Monday, March 26, 2018

yo tony, where'd u get that fresh pepperoni

phew! it's been a long week! and a pretty long checklist, too :P i kid, i kid!

last tuesday was a bit of a technical mess, with our projector dying for good. but, the twitterchat still persisted, and i think we had a great conversation about empathy games - particularly SPENT, Bad News, and Syrian Journey. Our group played SPENT, which I also encountered last year in Networked Narratives. I remember doing infinitely better than I did this time around - I ended up with $23 at the end of the month, no more plasma to donate, and rent was due.

SPENT really puts you in the shoes of someone else. i think we can all relate to financial struggles and tough choices, but the curves that SPENT throws at you are pretty hard and fast - but hey, sometimes that is someone's life.  empathy games are wonderful means of teaching others, if they have the mindset of wanting to learn - especially when they have correct facts & stats to back up the realistic nature of the game. i mentioned that the ideal formula for an EG is when the game can create a perfect balance of emotional storytelling and objective facts - if the game is solely based on emotion, it might be impossible to suspend our disbelief and immerse ourselves in the story. or, if a game is purely facts and numbers, it can glaze right over people. having a character you can empathize with and go through their story together really drives home the point.

I agree with Stephanie here strongly - it's a wonderful point. A lot of what we consider games are ones that really "don't have a higher meaning" to them. Sure, games can be great because they have strategy, wonderful art, or moral lessons - but EG teach real global/nationa/societal issues, and is an outlet to have an experience you might never have in your own lifetime. introducing EG that are both enjoyable to play to the gamer with an emotional reward to children at young ages could do wonderful things for the personal growth of humanity.

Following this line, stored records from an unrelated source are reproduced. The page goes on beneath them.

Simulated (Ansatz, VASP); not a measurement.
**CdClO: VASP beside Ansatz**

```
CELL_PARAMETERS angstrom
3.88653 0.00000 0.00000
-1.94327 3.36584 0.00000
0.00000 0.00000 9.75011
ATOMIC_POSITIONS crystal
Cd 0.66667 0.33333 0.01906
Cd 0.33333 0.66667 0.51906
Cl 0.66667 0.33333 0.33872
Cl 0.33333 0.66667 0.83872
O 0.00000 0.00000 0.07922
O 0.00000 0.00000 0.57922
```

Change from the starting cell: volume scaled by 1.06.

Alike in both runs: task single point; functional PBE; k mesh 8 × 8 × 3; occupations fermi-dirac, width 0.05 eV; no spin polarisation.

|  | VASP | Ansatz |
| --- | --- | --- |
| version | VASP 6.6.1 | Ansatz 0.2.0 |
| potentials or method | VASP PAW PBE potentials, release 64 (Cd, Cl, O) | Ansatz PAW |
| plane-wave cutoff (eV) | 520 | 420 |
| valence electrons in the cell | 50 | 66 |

speaking of more empathy games! i checked out Marwan and Hoda from Cairo's Survival Game, which focuses on the daily routine and gender expectations & stereotypes shoved onto Egyptian men and women. i thought they did a great job in telling the experience of gender inequality in both the routine for what is expected of men and of women. however, i felt like there was a lot of depth and storytelling for the woman's path - she felt like a fleshed out character that you could empathize with. for the man, while the stereotypes and inequality was technically there, it was not as masterfully woven into the storytelling like the woman. instead, his choices were abrupt, and consequently either got fired from his job or literally died for defying stereotypes. the woman, however, seemed more realistic - i suggested they try to create that same depth and chance for empathy for the man. then again, i have neither experience that they have, as I am a privileged white woman from America - i find it hard to offer more valid critique about any experience, because it is not mine to tell.

moving on! after our twitterchat, we moved on to a lesson in audacity, which i've worked with before. however, when i did do some audio editing a long time ago, i would use Sony Vegas - the same program I would also edit videos with. i thought this was going to be somewhat painless - i was wrong! it took me at least an hour to figure out why i couldn't move my darned audio bites over... even though the sound was paused/stopped, i had to make sure none of the buttons were clicked. i really couldn't believe it took me that long. oops.

but, i eventually got through it! i want to say that, yes, i might have been hungry when i was looking for inspiration. and no, i never did end up ordering pizza. a tragic day for everyone, if i'm being honest (someone create an empathy game out of that, why don't ya?)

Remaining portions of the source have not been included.